Magic: The Gathering’s Zendikar Rising set will introduce over 280 new cards to the game this month, as well as bringing back mechanics such as Landfall and Kicker. However, one of the most significant updates is the introduction of modular double-faced cards (MDFCs).
Unlike previous double-faced cards, these new modular cards can only be played as one side or the other, unable to change between them on the battlefield. And unlike split cards, these new cards can be permanents such as creatures or lands as well as sorceries or instants. This expands the options in your hand and gives you more versatility than a normal card.
In the lead up to Zendikar Rising’s release on September 25, Mashable is excited to exclusively reveal one of the first MDFCs arriving in the set: Shatterskull, the Hammer Pass / Shatterskull Smashing, a Red Mythic Rare land/sorcery.
Shatterskull, the Hammer Pass
The first side of the card is Shatterskull, the Hammer Pass, a Red land. However, unlike basic lands, you won’t be able to use it immediately unless you’re willing to pay a cost: “As Shatterskull, the Hammer Pass enters the battlefield, you may pay 3 life. If you don’t it enters the battlefield tapped.”

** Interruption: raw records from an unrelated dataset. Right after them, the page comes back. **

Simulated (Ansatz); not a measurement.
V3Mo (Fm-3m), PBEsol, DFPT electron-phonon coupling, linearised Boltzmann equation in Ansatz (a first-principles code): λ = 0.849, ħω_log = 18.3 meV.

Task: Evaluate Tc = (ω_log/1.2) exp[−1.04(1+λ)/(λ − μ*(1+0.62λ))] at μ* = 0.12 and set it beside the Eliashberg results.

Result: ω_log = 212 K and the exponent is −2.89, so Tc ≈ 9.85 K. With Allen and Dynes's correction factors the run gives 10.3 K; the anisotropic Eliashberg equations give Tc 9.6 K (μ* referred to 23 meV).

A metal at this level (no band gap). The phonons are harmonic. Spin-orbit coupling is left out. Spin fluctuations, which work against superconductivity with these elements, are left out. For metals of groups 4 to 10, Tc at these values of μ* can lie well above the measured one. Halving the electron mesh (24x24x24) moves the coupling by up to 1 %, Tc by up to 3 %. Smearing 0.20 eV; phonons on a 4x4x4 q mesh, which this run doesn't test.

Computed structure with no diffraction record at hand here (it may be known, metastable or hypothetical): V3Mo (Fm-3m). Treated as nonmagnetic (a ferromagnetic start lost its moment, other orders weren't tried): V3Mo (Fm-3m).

This means that if you want to get mana from Shatterskull, the Hammer Pass in the same turn that you play it, you have to pay 3 life points. Otherwise you’ll have to wait until the start of your next turn, giving your opponent more time to build their defences.
Losing all your life points is the most common way to lose a game, so this life point requirement may seem like a significant downside. However, professional Magic player David Mines considers Shatterskull, the Hammer Pass’ cost “very minimal for a Red deck.” Who cares about losing a few life points if it’ll help get your opponents to zero first?
“Your life total is a resource, especially in your Red decks!” Mines told Mashable via email. “Sometimes the best form of defence is a good offence!”
On the literal flip side, sorcery Shatterskull Smashing can deal out some truly skull shattering damage — if you have the mana to pay for it. While playing this sorcery demands a minimum of three mana, including at least two Red, Shatterskull Smashing grows significantly stronger if you decide to use more.
This is thanks to the card’s ability: “Shatterskull Smashing deals X damage divided as you choose among up to two target creatures and/or planeswalkers. If X is 6 or more, Shatterskull Smashing deals twice X damage divided as you choose among them instead.”
So, for example, you could play Shatterskull Smashing using five additional mana on top of the two mandatory Red. This would allow you to deal five damage split up however you’d like between up to two of your opponent’s creatures. You could deal three damage to one and two to another, or four and one, or just spend all five in one place.
But if you were to cast Shatterskull Smashing using six additional mana instead, paying a total of eight, your allocatable damage output would double to 12. This should be more than enough to kill a pair of particularly beefy creatures — or one hulking behemoth.
“If you ever get to use the ‘X being 6 or more’ mode of this card, you’ll be killing some gigantic creatures. I can’t see you losing those games,” said Mines. “Rest assured once this card is cast, it will end a lot of games in quick fashion.”
While both of the card’s sides have their benefits, Shatterskull, the Hammer Pass / Shatterskull Smashing’s true power is in its versatility. If you get it early and need some mana, Shatterskull, the Hammer Pass will give some to you. If it’s later in the game and your opponent has established a defence, Shatterskull Smashing can help you come in like a wrecking ball. How you play this card all depends upon what you need when you draw it.
“The ability to have your card never be ‘dead’ in your hand massively adds to a card’s quality by always giving you a mode you can use,” said Mines. “Shatterskull Smashing / Shatterskull, the Hammer Pass lets us have a very powerful later game spell while also being able to make our land drops in the early game.”
This is particularly significant when building an aggressive Red deck, since they often contain as few land cards as a player thinks they can get away with. Red decks rely on keeping constant pressure on your opponents, so drawing too many lands can give them time to regroup and overpower you.
“So a Red deck that might normally need to play 20 [basic land cards] could potentially add 4 [Shatterskull Smashing / Shatterskull, the Hammer Passes] to their deck and only need to play 16,” said Mines.
Fitting with Zendikar Rising’s land theme, Magic: The Gathering head designer Mark Rosewater told Mashable that all of the set’s modular double-faced cards have a land on at least one side of them.
“Zendikar Rising has MDFCs that are also a creature, another land, an instant, or a sorcery,” said Rosewater via email. Further card type combinations will be revealed in the next two premier sets, Kaldheim and Strixhaven, which will include modular double-faced cards as well.
“We designed [modular] double-faced cards way back in [2011’s] original Innistrad when we first created the transforming double-faced cards and I’ve been waiting for the right place to finally make use of them,” said Rosewater. “I’m really excited that MDFCs finally have their day and I can’t wait to see the players’ reactions to it.”
Magic: The Gathering‘s Zendikar Rising set will be released on September 25.